Dear Mr Osborne

It’s a big day for you and no mistake.  The speech will have been written and rehearsed, a few last minute changes notwithstanding.  Just please don’t do the sneery thing.  It makes you look like a cosseted, public schoolboy…  try an empathetic frown instead.

Like many I didn’t sleep well last night, wondering what the Comprehensive Spending Review will bring.  You see, I live in an area where all around me, people are bracing themselves for the worst and I worry what today holds in store for them. 

For the feckless lone parent I saw yesterday in the local Co-op.  Not a day over 20, the anguish writ large on her face, as she put a tenner on her power account.  Then eked out the exact change for a bunch of bananas for her 3 year old.  Not so feckless huh?

Or my 85 year old neighbour across the road.  On his own with family far away.  I keep an eye on him, take him soup now and again but he doesn’t like a fuss and rarely complains.  He’s as deaf as a post and should be getting homecare…. And I’m just not sure he’d cope without his meals on wheels.

How about the family next to him?  He’s been on short term working for well over a year now and it’s aged him 10 years.  He used to have a company car – quite a coup, having worked for the same firm most of his life and worked his way up to a management position.  It’s a works van now and he’s back to being on call to help make ends meet.

Or the young couple next door.  I’ve heard a lot of shouting in the last wee while, not something I thought I’d ever hear from them.  And they are both out working shifts a lot more than they used to. 
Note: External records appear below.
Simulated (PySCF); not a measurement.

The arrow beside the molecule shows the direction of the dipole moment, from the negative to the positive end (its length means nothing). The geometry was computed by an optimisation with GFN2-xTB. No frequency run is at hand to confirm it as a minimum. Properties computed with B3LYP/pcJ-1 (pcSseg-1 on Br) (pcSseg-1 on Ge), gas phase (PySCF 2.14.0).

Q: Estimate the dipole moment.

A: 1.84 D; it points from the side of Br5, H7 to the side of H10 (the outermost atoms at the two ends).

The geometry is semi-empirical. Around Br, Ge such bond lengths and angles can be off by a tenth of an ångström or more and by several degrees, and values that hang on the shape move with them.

I think too about some of my friends.  They’ve always just about scraped by and haven’t a clue what’s about to hit them.  All of them families in the “squeezed middle” – that’s the real middle, George, families on combined incomes of about £35,000, not the imagined one of politicians in the Westminster village.  God knows how they will cope, especially the ones in public sector jobs vulnerable to the cuts whose time appears to have come.

But I worry most about the families I’ve worked with in the last couple of years and got to know well.  All of them raising a disabled child in spite of the welfare state.  Trying to maintain their dignity and a semblance of normality in the face of adversity.   What they go through on a daily basis, most of us wouldn’t put up with in a lifetime.  Want a sample?  How about this:

“Sorry for the inconvenience… Now I don’t know about you, inconvenience to me is not getting a sandwich filling you wanted, running out of milk when the shops are still open, missing a bus and having to get a later one. Not having any incontinence supplies for someone who is permanently incontinent is a catastrophe.”  (I know you’re a tad busy today but I really would recommend you read the whole post called Incontinence Supply Blues)

or these:

“I have suicidal thoughts over the amount of debt we have sunk into.  I can’t see our situation ever improving.  Friends think I’m strange for not meeting in cafes.  A cup of tea is the equivalent of two hours’ Carers Allowance”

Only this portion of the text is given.